BRENNA MATENDERE
FRESH report by the Zimbabwe Democracy Institute (ZDI) has described the silence and inaction by opposition politicians on a government crackdown which saw the detention of 78 Citizens’ Coalition for Change supporters led by Jameson Timba as “unusual and conspicuous,” and attributed the situation to the authoritarian rule of President Emmerson Mnangagwa’s regime.
In the report titled “Opposition politics in Zimbabwe: is a Lazarus moment possible?” the ZDI says in competitive authoritarian regimes, also known as electoral autocracies, such as Zimbabwe, opposition parties often f ind themselves in a state of dormancy, effectively becoming “comatose.”
“The strategic silence and inaction by opposition on key political developments including arrest and detention of 78 CCC activists and members in the post-2023 period is unusual and conspicuous. By ensuring the cooperation of select opposition parties, incumbents can secure legislative majorities, bolster their credibility, and neutralise potential threats to their rule,” reads the ZDI report.
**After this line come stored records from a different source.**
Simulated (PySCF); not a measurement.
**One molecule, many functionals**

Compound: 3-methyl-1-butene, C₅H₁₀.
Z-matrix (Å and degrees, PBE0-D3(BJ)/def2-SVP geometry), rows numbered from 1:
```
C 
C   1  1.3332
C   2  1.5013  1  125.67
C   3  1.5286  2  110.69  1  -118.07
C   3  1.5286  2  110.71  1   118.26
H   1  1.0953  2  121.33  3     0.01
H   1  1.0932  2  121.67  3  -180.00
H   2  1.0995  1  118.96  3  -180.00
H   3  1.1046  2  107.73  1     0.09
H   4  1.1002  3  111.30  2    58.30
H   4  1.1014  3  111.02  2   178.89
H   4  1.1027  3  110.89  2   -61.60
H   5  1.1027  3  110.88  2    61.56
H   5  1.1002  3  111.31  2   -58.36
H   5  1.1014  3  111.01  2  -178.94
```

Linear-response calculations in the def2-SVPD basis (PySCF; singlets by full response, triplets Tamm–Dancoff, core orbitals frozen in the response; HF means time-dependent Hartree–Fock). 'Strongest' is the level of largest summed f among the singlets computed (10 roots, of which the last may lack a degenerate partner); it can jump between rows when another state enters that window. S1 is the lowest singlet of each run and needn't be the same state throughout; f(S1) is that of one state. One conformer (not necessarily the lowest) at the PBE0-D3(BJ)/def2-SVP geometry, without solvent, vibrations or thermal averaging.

“This facade of legitimacy helps the ruling elite maintain their grip on power while giving the illusion of a functioning democracy. Secondly, comatose opposition parties serve to sway citizen pressure from the government by pacifying citizen resistance. They control their networks to silence possible demonstrations, discourage public protests, and swerve citizens’ attention from real political issues to low-key issues such as religion, environmental politics, internet gossip politics.”
The report notes that this diversion of attention helps the ruling elite avoid scrutiny and maintain control.
“This casts more light on the current on internal leadership fights, power struggles and competition for government salaried posts and recognition at the expense of issues raised by citizens above. Third, they serve as necessary evils in the international economic and diplomatic interests of the ruling elite. T his includes posturing the regime as a democratic state where opposition exists peacefully alongside the ruling party while in reality being appendages of the ruling party,” reads the report.
“This is important as more aid, international public opinion, and image associated with those regimes that have multipartyism are very important interests of the ruling elites in authoritarian regimes. In countries like Venezuela, Turkey, and Russia, autocratic incumbents have entrenched their rule despite unfavourable circumstances by co-opting opposition party leaders. “ Furthermore, the report says although most African opposition parties in competitive authoritarian regimes are often perceived as mere vehicles for individuals looking for patronage opportunities, empty shells created to legitimise a regime, or weak actors incapable of playing a major role in their country’s politics, there are resilient remnants of vibrant opposition.
“A vibrant opposition party is one that is in a functional state of a real opposition party, vibrant and active in its business of opposing the incumbent party. These actively engage a hybrid regime through strategies that include boycotting or running for elections, organising protests and civil disobedience campaigns, sitting in parliament, local councils, and other institutions, court challenges, holding press conferences and lobbying international stakeholders among others. Findings from a comparative study of opposition to the competitive authoritarian regimes in Montenegro (1997–2020) and North Macedonia (2006–2017) reveal that large protests, rather than boycotts, prior to elections have been important factors in facilitating opposition cohesion and signalling broad support while the ability of opposition parties to cooperate and form pre-election coalitions is a key determinant of their success,” reads the report.
Since the time that CCC founder Nelson Chamisa quit the outfit citing infiltration by Zanu PF, opposition politics have become increasingly dormant in Zimbabwe. It is in contrast to the situation in other countries such as Uganda where opposition leader Bobi Wine was last week shot by the country’s state security agents while leading a peaceful demonstration. Bobi Wine, a singer-turned-politician whose real name is Robert Kyagulanyi, finished runner-up in the 2021 presidential election behind President Yoweri Museveni, who has ruled the East African country for nearly 40 years.
On the other hand, the police said officers had attempted to block Bobi Wine and his team from marching down a road, resulting in an altercation in which he was injured.
His party, the opposition National Unity Platform, said in a post on the X platform that
“Security operatives have made an attempt [on his life]. He was shot in the leg and seriously injured.”
In South Africa, firebrand Economic Freedom Fighters (EFF) leader Julius Malema and the Democratic Alliance party keep the ruling ANC on its toes through strong opposition political manoevrings.
However, in Zimbabwe, the ruling party, Zanu PF, has maintained its dominance through institutional control, political manoeuvring, and cooptation of opposition.
Examples include the 1987 Unity Accord with Zapu, the post-2018 Political Actors Dialogue (Polad) — a platform where the ruling party president engaged in dialogue with candidates who lost elections and buying them state-of-the-art vehicles, and the appointment of the current controversial CCC leader Sengezo Tshabangu as the Leader of the Opposition in Parliament despite objections.
These cases got celebratory state media coverage. In return, co-opted leaders cooperate with the ruling party, supporting their policy initiatives or re-election bids.